I do not doubt that there are perfectly acceptable and legitimate purposes served by quantitative indicators. In the context of managing the Supreme Court, I refer regularly to many statistics on matters such as case load and delay. However, in some areas of government activity performance indicators have been reduced to funding formulae and, particularly in that form, have come to be applied in a mechanical and rigid way to determine not only budgets but also remuneration and tenure. This has had the most dramatic effects on the operations of the organisation, effects which no-one would have chosen by a more broadly based decision-making process.

The root of the difficulty is one of perception. Quantitative measurement appears to be objective and value free. Qualitative assessment appears to be subjective and value laden. In fact quantitative measures - whether in the form of a funding formula or of a performance indicator - contain and conceal important value judgments. There may indeed by an institutionalised bias against qualitative assessment because of the benefits that arise when decisions become virtually automatic. Where persons, by reason of their institutional position, have ongoing relations with each other, it is easier to say that a decision is determined by a formula. It is harder to make a decision which is based on an express assessment that one person or institution is not as good as another, or not as good as they should be.

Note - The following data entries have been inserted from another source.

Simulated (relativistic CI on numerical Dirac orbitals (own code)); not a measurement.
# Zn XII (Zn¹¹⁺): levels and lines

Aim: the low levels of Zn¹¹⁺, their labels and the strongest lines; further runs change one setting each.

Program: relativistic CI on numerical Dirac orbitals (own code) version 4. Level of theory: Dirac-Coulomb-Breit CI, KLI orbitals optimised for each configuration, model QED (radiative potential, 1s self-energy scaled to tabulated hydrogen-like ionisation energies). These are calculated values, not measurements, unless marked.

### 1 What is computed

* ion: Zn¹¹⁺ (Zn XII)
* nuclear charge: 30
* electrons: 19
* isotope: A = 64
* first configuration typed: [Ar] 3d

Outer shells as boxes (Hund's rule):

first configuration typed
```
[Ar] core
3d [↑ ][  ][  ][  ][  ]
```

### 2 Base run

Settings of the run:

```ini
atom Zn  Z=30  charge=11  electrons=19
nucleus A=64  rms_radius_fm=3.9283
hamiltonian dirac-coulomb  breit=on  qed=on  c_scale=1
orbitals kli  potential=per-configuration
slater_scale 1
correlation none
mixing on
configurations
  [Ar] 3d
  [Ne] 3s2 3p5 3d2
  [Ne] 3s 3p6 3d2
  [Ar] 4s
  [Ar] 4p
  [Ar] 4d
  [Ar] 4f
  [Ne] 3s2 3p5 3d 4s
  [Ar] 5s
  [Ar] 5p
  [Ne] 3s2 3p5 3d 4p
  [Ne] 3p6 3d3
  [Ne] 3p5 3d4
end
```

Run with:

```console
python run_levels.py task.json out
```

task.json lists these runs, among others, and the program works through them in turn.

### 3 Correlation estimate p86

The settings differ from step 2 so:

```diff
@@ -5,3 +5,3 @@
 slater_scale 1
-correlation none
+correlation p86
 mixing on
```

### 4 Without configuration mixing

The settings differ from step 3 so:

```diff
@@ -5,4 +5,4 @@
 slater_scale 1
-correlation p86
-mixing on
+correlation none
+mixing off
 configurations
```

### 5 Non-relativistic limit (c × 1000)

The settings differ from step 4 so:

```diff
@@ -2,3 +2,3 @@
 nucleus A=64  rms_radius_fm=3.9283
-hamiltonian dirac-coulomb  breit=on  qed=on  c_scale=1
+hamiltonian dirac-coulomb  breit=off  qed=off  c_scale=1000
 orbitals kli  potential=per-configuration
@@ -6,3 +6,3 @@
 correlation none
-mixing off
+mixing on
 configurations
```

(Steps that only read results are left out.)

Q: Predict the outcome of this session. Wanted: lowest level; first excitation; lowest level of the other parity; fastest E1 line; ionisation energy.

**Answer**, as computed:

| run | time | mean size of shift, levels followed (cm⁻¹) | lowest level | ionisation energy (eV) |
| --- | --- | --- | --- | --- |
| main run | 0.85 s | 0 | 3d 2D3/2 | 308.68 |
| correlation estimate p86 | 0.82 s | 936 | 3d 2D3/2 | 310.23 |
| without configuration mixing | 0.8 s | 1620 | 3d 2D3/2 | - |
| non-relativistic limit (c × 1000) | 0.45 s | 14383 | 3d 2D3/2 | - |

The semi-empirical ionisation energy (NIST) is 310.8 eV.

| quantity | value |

There appears to me to be a power struggle between the managers (people like Treasury officials, departmental finance officers and auditors) and the professionals (like teachers, doctors, lawyers and librarians) in this context. Such professionals tend to emphasise the significance of qualitative considerations. Managers tend to emphasise measurable indicators and objective formulae.

It is perfectly understandable why this should be so. To the extent to which qualitative considerations are given weight, the professionals will have the greater say. Unless matters can be reduced to measurable standards and indicators, the managers will not be able to exert significant influence. The managers simply do not have the capacity to make qualitative judgments. As a regrettably anonymous pundit put it: "Where you stand depends on where you sit."

In many areas of public decision making, including the administration of justice, there is simply no escaping qualitative judgments. Not everything that counts can be counted. Many decisions can never be made automatic. Quantitative measurement is, by its very nature, partial and incomplete. Decisions based on measurable factors reflect a very partial rationality. However, measurement by reason of its concreteness, tends to acquire a disproportionate and inappropriate influence over the more amorphorous considerations of quality, with results that are capable of being profoundly irrational.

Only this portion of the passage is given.